The Last Stand: The War Between Wall Street and Main Street Over California's Ancient Redwoods by David Harris, Random House, 373 pages, $25.





The News & Observer

March 3, 1996


Corporate raiders ax ancient redwoods


By Phillip Manning

What happens when a laid-back California business engaged in sustained-yield logging is taken over by a corporate raider financed by Michael Milken's junk bonds? Old-growth redwood forests get axed to pay off the bonds; a car bomb injures two Earth First! environmentalists who are trying to save the redwoods; and the raider's savings-and-loan (which buys lots of Milken's junk bonds as a quid pro quo for financing the takeover) goes broke when junk bonds collapse. Who pays for all this? You and I. We lose the redwoods, which will take centuries to replace, and, as tax payers, have to shell out $1.3 billion to bail out the defunct savings and loan.

In "The Last Stand," David Harris tells a tale of capitalism gone berserk. It begins in 1985, when Charles Hurwitz, chairman of the Maxxam Group, begins accumulating shares in Pacific Lumber, which owns 183,000 acres of redwood forests. Because the company only cuts as much timber as it grows, its stock is undervalued and easy pickings for the raider.

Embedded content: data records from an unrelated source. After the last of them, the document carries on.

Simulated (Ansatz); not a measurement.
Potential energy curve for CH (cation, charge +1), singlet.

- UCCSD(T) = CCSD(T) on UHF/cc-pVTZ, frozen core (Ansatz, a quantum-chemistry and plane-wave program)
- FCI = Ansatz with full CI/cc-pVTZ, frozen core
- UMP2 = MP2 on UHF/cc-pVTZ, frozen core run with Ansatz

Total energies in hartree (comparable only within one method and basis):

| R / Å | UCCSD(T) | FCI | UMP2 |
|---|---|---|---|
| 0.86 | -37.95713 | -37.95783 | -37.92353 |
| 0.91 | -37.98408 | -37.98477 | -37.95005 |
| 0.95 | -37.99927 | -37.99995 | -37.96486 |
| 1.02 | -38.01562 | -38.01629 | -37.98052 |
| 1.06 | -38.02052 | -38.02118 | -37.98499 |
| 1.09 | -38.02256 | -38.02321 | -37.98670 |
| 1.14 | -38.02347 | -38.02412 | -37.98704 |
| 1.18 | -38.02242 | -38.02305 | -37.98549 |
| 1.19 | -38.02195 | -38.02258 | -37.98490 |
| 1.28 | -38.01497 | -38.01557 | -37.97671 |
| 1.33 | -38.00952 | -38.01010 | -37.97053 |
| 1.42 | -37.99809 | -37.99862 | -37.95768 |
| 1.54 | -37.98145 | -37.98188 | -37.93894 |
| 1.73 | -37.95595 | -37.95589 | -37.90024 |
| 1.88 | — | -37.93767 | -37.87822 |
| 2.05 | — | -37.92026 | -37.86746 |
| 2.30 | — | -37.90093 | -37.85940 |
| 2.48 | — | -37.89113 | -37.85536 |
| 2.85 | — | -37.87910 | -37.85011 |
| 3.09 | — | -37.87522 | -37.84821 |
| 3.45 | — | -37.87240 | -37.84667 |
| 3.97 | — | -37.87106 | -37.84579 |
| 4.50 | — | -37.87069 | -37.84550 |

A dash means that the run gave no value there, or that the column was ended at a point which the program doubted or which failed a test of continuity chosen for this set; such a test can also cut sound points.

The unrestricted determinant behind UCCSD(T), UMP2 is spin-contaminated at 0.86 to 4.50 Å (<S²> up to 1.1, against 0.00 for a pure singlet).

With the help of Ivan Boesky and Boyd Jeffries (both of whom later served time for securities law violations, as did Milken), Hurwitz easily outmaneuvers the company's president. When the takeover is complete, Pacific Lumber is left with debts of $795 million. To pay them off, the company doubles its cut by logging the largest virgin redwood forest in private hands. Hurwitz's only opposition is a dogged lawyer and a ragged group of environmentalists.

The ending is not happy. No one is ever prosecuted for the car bombing, and though the courts have temporarily barred logging in one spectacular grove of ancient trees, the redwoods continue to fall.